I'm Bored. Really.

I'm bored. My moods never reached a potential high these days. Even the nearing outing failed to excite me. TV shows become very cliche. The stifling afternoons just make me stare at something for hours. Or if not, I sleep.

I'm bored. More than half of every day is devoted to sleeping. I sleep to much that sometimes I find it hard to label a memory as something from a dream or reality. I sleep too much that my eyes hurt almost every time. Too much that I can't think clearly - especially in chess.

I'm bored. I play chess with my younger brother almost every time he comes back from school. And I lose almost every time too. I almost always play chess with him when I'm not sleeping. I play a lot that I see knights and bishops whenever I take a bath.

I'm bored. I take a bath two times a day. I'm always clean. But my pimples are still at their golden times. They're too many I now hate looking at a mirror. Sometimes I would throw away a hand mirror and be contented at looking intently at my cellphone. Hoping it will ring.

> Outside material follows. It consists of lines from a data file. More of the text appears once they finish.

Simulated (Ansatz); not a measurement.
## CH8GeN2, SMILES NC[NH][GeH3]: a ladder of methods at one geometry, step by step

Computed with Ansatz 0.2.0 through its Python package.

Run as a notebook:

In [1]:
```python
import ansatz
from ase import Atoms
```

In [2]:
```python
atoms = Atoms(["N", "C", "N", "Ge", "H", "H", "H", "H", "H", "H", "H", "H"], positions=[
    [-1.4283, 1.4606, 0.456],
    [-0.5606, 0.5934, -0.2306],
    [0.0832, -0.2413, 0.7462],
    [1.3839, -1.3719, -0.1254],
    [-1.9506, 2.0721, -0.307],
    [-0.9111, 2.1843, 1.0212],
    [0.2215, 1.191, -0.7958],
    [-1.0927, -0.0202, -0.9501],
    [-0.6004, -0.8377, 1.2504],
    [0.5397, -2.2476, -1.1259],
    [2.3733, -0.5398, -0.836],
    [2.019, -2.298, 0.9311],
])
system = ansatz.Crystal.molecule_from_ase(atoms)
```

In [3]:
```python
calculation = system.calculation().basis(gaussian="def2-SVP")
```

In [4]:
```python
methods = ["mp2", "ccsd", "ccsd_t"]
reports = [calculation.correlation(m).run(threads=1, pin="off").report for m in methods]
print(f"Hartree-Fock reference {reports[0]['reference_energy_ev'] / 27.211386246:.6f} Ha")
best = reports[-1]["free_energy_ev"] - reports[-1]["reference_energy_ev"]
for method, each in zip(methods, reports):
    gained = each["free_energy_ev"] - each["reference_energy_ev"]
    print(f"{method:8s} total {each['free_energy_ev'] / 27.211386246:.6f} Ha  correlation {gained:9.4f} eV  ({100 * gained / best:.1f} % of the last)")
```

I'm bored. And I hope my phone rings more than usual. And someone will message me even the foulest of jokes or the cheesiest of quotes. And, at least, someone will remember me. Not just the usual "please pay your bills" by Sun Cellular or anything like that. I really hope people remember me.

I'm bored. I miss you. I miss you only when I'm bored. Because boredom makes me remember you. Because you're boring. I hope you know that.

And here is you chance. Excite me.

2 comments:

kimie_me said...

Ito naman, maraming pwedeng gawin! :D

leoo said...

Ewan. Siguro boredom makes you think blurry kaya wala kang maisip.